Access bank, over the years has maintained its focal, assets quality and cost management, which had continued to pay off considering its recent financial figures released to the Nigerian Stock Exchange (NSE). It has evolved from being one of the many Nigerian banks to being a top three bank across many performance metrics. The main driver behind the strong earnings growth was a significant reduction in loan loss provisions, which offset a 10 per cent decline in non interest income in the first quarter of 2017.
Analysis of the bank’s finance showed that its balance sheet remained strong with a total assets standing at N3.54 trillion at the end of first quarter, compared to N3.48 trillion recorded as at December 2016, showing the final amount of all gross investments, cash and equivalents, receivables, and other assets. Its derivative assets rose from N156 billion as at December 2016 to N161 billion, representing an increase of 3.2 per cent, while its investment in subsidiaries, properties and equipments increased by 2.5 per cent from N84.1 billion to N86.2 billion. Its income from derivative instrument has been a topical line item around the bank’s earnings in recent years. The income line offsets the impact of currency devaluation on its foreign currency liability and has consistently supported non-interest income.
The bank’s capital adequacy and liquidity ratios, which are a class of financial metrics used to determine a bank’s ability to pay off its short-term debts obligations, remain 21 per cent and 46.3 per cent respectively, more than the minimum regulatory requirement of 15 per cent and 30 per cent. The higher the value of the ratio, the larger the margin of safety a bank possesses to cover short-term debts. The bank raised a $300 million 5-year Eurobond at 10.5 per cent in October 2016 in a bid to support its foreign exchange liquidity, which continues to enhance its balance sheet.

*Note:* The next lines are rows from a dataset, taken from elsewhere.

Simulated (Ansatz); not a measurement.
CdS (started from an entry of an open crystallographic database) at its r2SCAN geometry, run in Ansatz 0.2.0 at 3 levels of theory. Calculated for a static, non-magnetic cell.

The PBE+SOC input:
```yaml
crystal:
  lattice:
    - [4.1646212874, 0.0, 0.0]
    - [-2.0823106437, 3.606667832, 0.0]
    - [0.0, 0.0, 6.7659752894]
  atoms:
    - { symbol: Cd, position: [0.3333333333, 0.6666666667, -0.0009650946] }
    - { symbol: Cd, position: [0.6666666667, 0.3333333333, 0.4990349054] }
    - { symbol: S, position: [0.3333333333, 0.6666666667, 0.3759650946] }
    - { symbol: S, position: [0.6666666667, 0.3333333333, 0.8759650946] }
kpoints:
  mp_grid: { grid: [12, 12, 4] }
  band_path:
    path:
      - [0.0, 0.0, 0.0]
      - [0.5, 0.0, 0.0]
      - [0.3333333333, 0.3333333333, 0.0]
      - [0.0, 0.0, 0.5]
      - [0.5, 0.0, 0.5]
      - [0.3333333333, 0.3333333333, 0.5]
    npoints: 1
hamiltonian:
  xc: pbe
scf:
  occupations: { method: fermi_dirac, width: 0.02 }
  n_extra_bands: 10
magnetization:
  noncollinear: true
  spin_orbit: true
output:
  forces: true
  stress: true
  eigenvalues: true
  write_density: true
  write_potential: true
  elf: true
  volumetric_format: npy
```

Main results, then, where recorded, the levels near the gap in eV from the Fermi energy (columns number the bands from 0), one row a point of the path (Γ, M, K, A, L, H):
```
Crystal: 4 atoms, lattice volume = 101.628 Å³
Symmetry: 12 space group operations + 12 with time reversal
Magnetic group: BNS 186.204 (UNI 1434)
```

Access Bank Plc has reported an impressive first quarter profits, showing improvement in performance indicators. The bank’s unaudited financial results for the first quarter ended March 31, 2017 showed an increase of 38 per cent in profit before tax, to N31.2 billion when compared to N22.6 billion in the first quarter of 2016. The bank’s profit after tax rose 34 per cent to N26.0 billion in 2017, up from N19.4 billion in the corresponding period of 2016.
The profit was recorded from gross earnings of N116 billion, which showed an increase of 44 per cent compared with N80.3 billion in 2016. Interest income and non-interest income contributed 68 per cent and 31 per cent respectively to the gross earnings. Although loan growth remains subdued in the first quarter and some key fee income businesses have been weak (e-business), margin expansion and gains on foreign exchange and derivatives have more than compensated. Funding income should remain strong in the near term, supported by relatively high yields on treasury bills.
Key highlights of the 2016 full year report ended December 31, 2016 showed that pretax profit of the lender appreciated 20 percent to N90.3 billion from N75.4 billion recorded in the 2015 end. Also, it reported post-tax profit in the review period climbed up 9.23 percent to N90.3 billion from N75.0 billion posted a year ago. Gross earnings of the lender increased from N337.4 billion in 2015 end to N381.3 billion in the review period of 2016, indicating a rise in gross earnings of 13.05 percent.
The bank continued to focus on de-risking its portfolio, building a consolidated business, expanding its international network, and driving efficiency through technology innovation in a bid to successfully navigate the tough operating environment. Asides restructuring existing loans, the bank has been cautious about risk asset creation – maintaining a zero exposure to the troubled power sector whilst restricting credit to quality names across other sectors. The bank continues to focus on enhanced technology and innovation to drive efficiency as the bank looks to contain its relatively high operating cost (coming from a high cost base post acquisition of Intercontinental Bank).
The Group Managing Director of Access Bank, Mr Herbert Wigwe said that 2017 marks the end of the bank’s third five-year transformation journey and in the coming months, it priorities is delivery of strategic objectives.
He said, “We will continue to improve on profitability and shareholder value by maintaining our capital and liquidity positions, assiduously implementing our cost management strategy, and exploiting retail business opportunities using our digital platforms and deepening market share of the wholesale business.”
Wigwe assured stakeholders that the bank was now stronger and well positioned to deliver long-term value to its stakeholders. According to him, although the macro-economic conditions and corresponding implications on the banking industry remain uncertain, the bank’s diversified banking model, robust balance sheet and solid management team give it the strength and resilience that will keep the financial institution in good stead.
“By diligently executing our strategy, we will continue to maintain improved profitability and create the capacity to continue to invest in our key areas of strength. As we come to the end of our third five-year transformation journey, our top priority in the coming year will be to cement our position as a dominant corporate bank and establish ourselves as a formidable retail player, leverage digital technology and innovation to create value for our customers whilst unlocking new revenue streams and deliver seamless and superior customer experience across all our service touch points,” he said.
Access Bank Plc, a full service commercial bank operating through a network of about 305 branches and service outlets located in major centres across Nigeria, Sub Saharan Africa and the United Kingdom, was listed on the Nigerian Stock Exchange in 1998. The bank has continued to serve its various markets through four business segments: Personal, Business, Commercial and Corporate & Investment banking.
The bank, with over 830,000 shareholders including several Nigerian and International Institutional Investors, has enjoyed what is arguably Africa’s most successful banking growth trajectory in the last ten years ranking amongst Africa’s top 20 banks by total assets and capital in 2011.
As part of its continued growth strategy, the bank focused on mainstreaming sustainable business practices into its operations, striving to deliver sustainable economic growth that is profitable, environmentally responsible and socially relevant.